We all know the “right” response to that particular question…but there are so many other things we say that might be outing our honest feelings, our un-PC private thoughts.
Yesterday, I was reading “On Baby Blue Ivy Carter and the Alleged Ugliness of Blackness” on Colorlines. Writer Akiba Solomon also had picked up on a startling trend I noticed in comments about Jay-Z and Beyonce’s new addition: backhanded well-wishes to the couple, hoping that Baby Girl Carter looked more like her mother and less like her father. Solomon equated reading so many negative stories about Baby Blue as “walking among stunted souls who traffic in the idea that the full lips, large eyes, broad nose and dark brown skin of a Jay-Z is inherently ugly.”
Let’s admit it: A lot of us are bamboozled, led astray, and just plain brainwashed when it comes to what traits we find attractive on Black people. It’s no accident that the Black women whose beauty we fawn over — the Beyonces and Rihannas and Halle Berrys — all happen to be on the lighter end of the Black color spectrum. It’s no secret that we as a people equate lightness with beauty. Ask any woman who failed the brown paper bag test, who grew up hearing she was “pretty for a dark girl” – as if to be both is some sort of inherent contradiction, and she just happened to strike gold. But the color issue is just scratching the surface.
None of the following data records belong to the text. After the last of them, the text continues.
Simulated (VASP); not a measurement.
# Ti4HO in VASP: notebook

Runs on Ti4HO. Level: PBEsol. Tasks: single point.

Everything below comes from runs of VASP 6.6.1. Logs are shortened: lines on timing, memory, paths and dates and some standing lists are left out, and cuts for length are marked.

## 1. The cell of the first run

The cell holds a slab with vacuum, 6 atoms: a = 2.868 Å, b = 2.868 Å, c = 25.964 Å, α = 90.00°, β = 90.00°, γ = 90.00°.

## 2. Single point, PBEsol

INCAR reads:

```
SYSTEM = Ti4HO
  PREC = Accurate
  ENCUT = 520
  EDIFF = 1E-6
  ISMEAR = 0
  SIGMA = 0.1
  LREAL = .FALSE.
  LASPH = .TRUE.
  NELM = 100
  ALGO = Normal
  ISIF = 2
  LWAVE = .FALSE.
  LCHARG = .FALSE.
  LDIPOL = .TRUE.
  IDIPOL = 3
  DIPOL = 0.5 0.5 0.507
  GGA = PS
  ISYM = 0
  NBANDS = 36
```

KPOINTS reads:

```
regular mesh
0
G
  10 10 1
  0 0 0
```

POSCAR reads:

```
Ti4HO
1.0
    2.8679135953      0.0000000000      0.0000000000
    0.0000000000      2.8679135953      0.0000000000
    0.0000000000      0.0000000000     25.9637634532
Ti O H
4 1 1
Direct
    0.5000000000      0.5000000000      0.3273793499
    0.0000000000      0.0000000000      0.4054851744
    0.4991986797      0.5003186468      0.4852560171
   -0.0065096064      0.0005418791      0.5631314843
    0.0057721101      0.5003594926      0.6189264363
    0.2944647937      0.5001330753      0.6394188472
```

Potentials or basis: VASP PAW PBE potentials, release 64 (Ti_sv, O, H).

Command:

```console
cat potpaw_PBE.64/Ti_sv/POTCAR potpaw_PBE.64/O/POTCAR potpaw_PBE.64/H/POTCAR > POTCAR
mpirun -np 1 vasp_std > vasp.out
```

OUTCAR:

If some of us are very honest, we’ll acknowledge that there are only certain “Black” physical features that we as a collective find attractive. Curves? A blessing and curse. Full lips? Eh… depends on how full. Broad nose? On women, not at all. On men? Some get a pass, but not Jay-Z. Kinky hair? Not so much. There’s a reason most Black women “prefer” perms and even a lot of natural girls spend an inordinate amount of time and product trying to reconfigure their coils into curls.
Granted, there’s good reason for all this. We’ve heard negative messages about our looks since slavery, and we’ve passed down the destruction through generations. It comes from grandmothers who told us to “stay out of the sun!”, mothers who may have urged us to consider a man’s hair or complexion to assess his worth as a partner, aunties who discouraged us from wearing our hair naturally. And we live in a culture where we are bombarded with images that practically scream white is somehow more right, more beautiful, mo’ better.
Our history is what it is, but where does the ignorance finally stop? Each time we repeat what’s been ingrained in us, we spread our self-hate just a little bit further, embed it deeper in ourselves, and guarantee it will be instilled in generations to come. We’ll never do better if we don’t actually, well, do better.